Because the search of the box was proper under the exigent circumstances exception, it is unnecessary to decide whether the search of the box could be justified on the separate ground that it was incident to the appellant’s arrest (see Chimel v California, 395 US 752). Since the appellant asserts no other claims of error, the judgment should be affirmed.

Hopkins, J. P., Damiani and Lazer, JJ., concur.

Judgment of the County Court, Suffolk County, rendered September 14, 1979, affirmed.

. The box in question is one commonly used to transport newly purchased clothing from a retail clothing store of the same name.

. At the suppression hearing, O’Leary testified that appellant and Tavares were handcuffed at the scene of the arrest. He could not recall, however, whether appellant, who was standing near the passenger door of the vehicle, had already been handcuffed at the time he removed the box.

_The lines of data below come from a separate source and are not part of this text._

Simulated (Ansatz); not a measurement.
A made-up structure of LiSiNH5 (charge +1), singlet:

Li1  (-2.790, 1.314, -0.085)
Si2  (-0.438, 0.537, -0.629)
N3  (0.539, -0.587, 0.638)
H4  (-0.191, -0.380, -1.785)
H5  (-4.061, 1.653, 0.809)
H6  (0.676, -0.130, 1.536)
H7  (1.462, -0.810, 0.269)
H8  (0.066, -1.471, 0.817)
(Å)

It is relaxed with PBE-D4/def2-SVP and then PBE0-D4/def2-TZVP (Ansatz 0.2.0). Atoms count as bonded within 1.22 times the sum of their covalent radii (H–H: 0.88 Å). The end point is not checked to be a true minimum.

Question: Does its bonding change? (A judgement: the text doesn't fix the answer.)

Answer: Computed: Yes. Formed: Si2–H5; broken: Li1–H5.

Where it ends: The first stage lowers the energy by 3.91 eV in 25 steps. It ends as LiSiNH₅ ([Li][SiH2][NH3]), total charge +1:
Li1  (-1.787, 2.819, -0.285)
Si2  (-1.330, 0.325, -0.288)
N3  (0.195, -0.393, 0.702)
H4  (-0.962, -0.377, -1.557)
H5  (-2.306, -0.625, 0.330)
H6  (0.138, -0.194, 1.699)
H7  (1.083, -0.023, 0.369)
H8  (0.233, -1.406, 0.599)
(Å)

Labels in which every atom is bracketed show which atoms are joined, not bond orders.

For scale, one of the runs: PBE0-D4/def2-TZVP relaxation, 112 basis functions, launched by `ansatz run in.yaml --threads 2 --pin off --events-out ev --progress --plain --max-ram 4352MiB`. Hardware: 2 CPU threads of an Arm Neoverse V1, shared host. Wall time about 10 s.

. In view of the express language of the Sanders opinion (442 US 753), the People’s reliance on the "automobile exception” in its attempt to justify the search of the "Ripley Howard” box is thus totally misplaced. The search must be justified, if at all, by some exception to the warrant requirement equally applicable to searches of containers found within automobiles and searches of containers found at other locations.

. I attach no legal significance to the fact that Agent O’Leary, rather than Detective Carrion, searched the box. Had O’Leary not promptly located the cocaine, Carrion would undoubtedly—and justifiably—have opened the box himself within moments (see United States v Ragsdale, 470 F2d 24).